[extropy-chat] Re: Athiesm in decline

john-c-wright at sff.net john-c-wright at sff.net
Wed Mar 16 23:20:33 UTC 2005


Kevin Freels asks: 

>Religion changes over time. Which religion would be the easiest to change to
>something more transhumanistic? Or would it be better to create a new
>religion? What would it take to do that? Can a set of beliefs be created
>that can meld any partivular religion into something more extropian?

I might suggest something like "Adventism" appearing in HARVEST OF STARS by Poul
Anderson. In that book, the inevitable supremacy of the Sophotects (as he called
his artificial intelligences) was greeted with pleasure and anticipation by a
politcal group devoted to the advent of a super-human mode of consciousness. One
of the characters daydreams that one day his loyalty to the coming super-race of
pure intelligences will be rewarded by an upload into an eternal computerized
fiction of bliss and perfection: a robotic paradise. 
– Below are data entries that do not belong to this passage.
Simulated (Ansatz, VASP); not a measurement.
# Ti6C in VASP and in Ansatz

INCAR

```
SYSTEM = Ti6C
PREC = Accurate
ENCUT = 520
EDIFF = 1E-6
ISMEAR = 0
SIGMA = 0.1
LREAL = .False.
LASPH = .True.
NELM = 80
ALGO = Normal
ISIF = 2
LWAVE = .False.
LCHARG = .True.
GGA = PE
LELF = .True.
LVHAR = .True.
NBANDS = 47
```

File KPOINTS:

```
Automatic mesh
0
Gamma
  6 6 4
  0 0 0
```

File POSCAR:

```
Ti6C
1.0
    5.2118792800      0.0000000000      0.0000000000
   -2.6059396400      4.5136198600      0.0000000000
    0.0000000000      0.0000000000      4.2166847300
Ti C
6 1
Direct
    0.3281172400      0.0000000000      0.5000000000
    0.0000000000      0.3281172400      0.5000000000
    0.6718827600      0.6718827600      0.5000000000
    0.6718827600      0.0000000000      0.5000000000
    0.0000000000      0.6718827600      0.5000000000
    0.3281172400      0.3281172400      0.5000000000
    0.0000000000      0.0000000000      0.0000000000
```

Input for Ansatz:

What is interesting here is that the author takes reasonable political faction,
(the por-reason, pro-progress group) but shows how the natural human hunger for
the lording it over others turns them into tyrants; and the natural human
longing for the supernatural turns their political philosophy into a religion,
complete with a promise of life eternal in the New Garden.  

Anderson makes his Adventists his black-hats, not necessarily, I suppose,
because the author has anything against progress in artificial intelligence, but
because any movement or any idea, even a reasonable one, when it becomes an idol
to which one is willing to sacrifice other virtues and scruples, becomes
all-consuming, and hence unreasonable. 

(The novel, by the way is a monumental work, the crowning triumph of a lifetime
of work in the field, and it astonishes and disappoints me that this book is not
more well known.) 

The idea of designing a religion to a deliberate purpose is an intriguing one,
which has also been the topic of speculations in science fiction. GATHER
DARKNESS by Fritz Leiber, or the "Great Galactic Spirit" of Asimov's FOUNDATION
spring to mind, not to mention the more obscure SIXTH COLUMN by Robert Heinlein.
  I note that in these optimistic tales, the con men who fool the rubes with
their made-believe religions win. DUNE by Frank Herbert is an exception; one of
his themes is that the Messiah cannot control the events he sets in motion, the
Jihad world-destroying he sparks cannot be stopped. 

Serious students of the matter might be advised to adapt Transhumanism to an
existing faith, rather than invent one whole cloth. This has two advantages:
one, God may spare you, despite your hubris, if you unwittingly do His work for
Him. Two, you have a pre-sold market. 

Having said that, I am unsure which religion to recommend to the cause.
Neopaganism or pantheism might be ripe for exploitation on this matter, since no
Acquinas yet has risen among them to codify their beliefs. The belief in
reincarnation, which some New Age types admire, could be used to promote the
idea that the current human race has a duty to create a superior species of
child-races, into which we will all one day be reborn. Oriental religions, with
their otherworldliness and concept of reincarnation as an eternal trap, a wheel
of punishment meant to be escaped, would not lend themselves easily to the
enterprise. A puritan Christianity, whose members were convinced that working to
better the state of men on earth and create a race of after-men to replace them,
is possible, but unlikely, within the Christian world-view: a puritan work-ethic
and a devotion to a higher cause, however, would be good allies. I am not sure
how, if at all, Mohammadism could be suborned to the Transhumanist cause: the
doctrine of fatalism and utter submission to God do not lend themselves to
notions of progress toward uploaded immortality in the computerspace.